But far and away, most of the almost 7,000 Civil War soldiers’ graves came as a result of the Battle of Atlanta, fought July 22, 1864. Of this total, about 3,000 are unknown. This battle was a continuation of the North’s summer campaign of destruction in the south and Atlanta was an important rail and supply center. Union forces commanded by William T. Sherman overwhelmed and defeated Confederate forces defending the city under John B. Hood. On high ground north of the Oakland Cemetery Bell Tower, a two-story farmhouse stood. It served as headquarters for Confederate commander John B. Hood during the Battle of Atlanta, which was fought to the east of the cemetery. Union Maj. Gen. James B. McPherson was killed during the battle. The city did not fall until September 2, 1864, after a Union siege and various attempts to seize the nearby railroads and supply lines. After taking the city, Sherman’s troops headed south-southeastward toward Milledgeville, then the State capital, and on to Savannah to continue their destructive March to the Sea.
During the Battle of Atlanta, Union soldiers vandalized the cemetery; they stole nameplates, broke into crypts, and exhumed Confederate dead in order to place Union corpses in their coffins. (Wooden markers in the cemetery were replaced by marble ones in 1890.)

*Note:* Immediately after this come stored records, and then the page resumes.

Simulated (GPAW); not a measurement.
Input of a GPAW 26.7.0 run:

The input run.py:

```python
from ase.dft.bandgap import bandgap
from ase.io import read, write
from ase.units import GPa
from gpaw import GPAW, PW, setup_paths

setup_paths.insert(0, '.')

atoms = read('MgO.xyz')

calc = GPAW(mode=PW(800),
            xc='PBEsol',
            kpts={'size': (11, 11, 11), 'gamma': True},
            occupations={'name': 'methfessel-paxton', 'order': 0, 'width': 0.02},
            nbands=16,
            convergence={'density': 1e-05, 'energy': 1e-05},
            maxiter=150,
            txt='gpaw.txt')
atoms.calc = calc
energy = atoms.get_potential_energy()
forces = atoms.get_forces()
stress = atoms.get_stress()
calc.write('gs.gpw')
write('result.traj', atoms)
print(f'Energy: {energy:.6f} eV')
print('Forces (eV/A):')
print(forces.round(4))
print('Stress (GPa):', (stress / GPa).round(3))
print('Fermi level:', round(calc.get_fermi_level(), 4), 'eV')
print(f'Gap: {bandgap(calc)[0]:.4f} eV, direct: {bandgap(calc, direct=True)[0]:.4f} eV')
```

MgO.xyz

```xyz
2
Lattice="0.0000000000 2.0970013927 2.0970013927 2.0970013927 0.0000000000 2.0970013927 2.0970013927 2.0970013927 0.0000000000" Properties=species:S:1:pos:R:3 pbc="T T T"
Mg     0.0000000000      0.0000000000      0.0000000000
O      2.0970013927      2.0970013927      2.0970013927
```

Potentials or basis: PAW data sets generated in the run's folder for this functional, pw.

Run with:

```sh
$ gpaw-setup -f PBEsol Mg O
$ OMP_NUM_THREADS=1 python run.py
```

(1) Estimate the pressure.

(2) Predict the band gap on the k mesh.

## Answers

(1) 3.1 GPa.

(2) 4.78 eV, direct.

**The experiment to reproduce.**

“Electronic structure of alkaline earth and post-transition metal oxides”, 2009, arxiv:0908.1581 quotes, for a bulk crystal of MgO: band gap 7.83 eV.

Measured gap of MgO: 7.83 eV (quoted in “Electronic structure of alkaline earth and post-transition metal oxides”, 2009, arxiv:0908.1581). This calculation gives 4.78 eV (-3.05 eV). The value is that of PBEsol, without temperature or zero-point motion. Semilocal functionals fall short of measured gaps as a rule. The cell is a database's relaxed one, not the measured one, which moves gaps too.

After the war, space was added to provide a proper final resting place for soldiers who had been hastily buried on area battlefields. Space was added to Oakland Cemetery and those buried on the battleground were moved to the Confederate grounds in Oakland. (By 1867 the cemetery reached its present size.) The Civil War area is marked by a large monument known as the Confederate Obelisk. This 65 foot tall obelisk is made from granite quarried from Stone Mountain. It was raised and dedicated by the Ladies Memorial Association on April 26, 1874, the anniversary of Joseph E. Johnston’s surrender to William Sherman and thus the end of the American Civil War. (The base had been dedicated four years earlier, in October 15, 1870, the day of the funeral of Robert E. Lee in Virginia) For a number of years, the Confederate Obelisk was the tallest structure in Atlanta. To the south of the obelisk is a large section of marked military graves.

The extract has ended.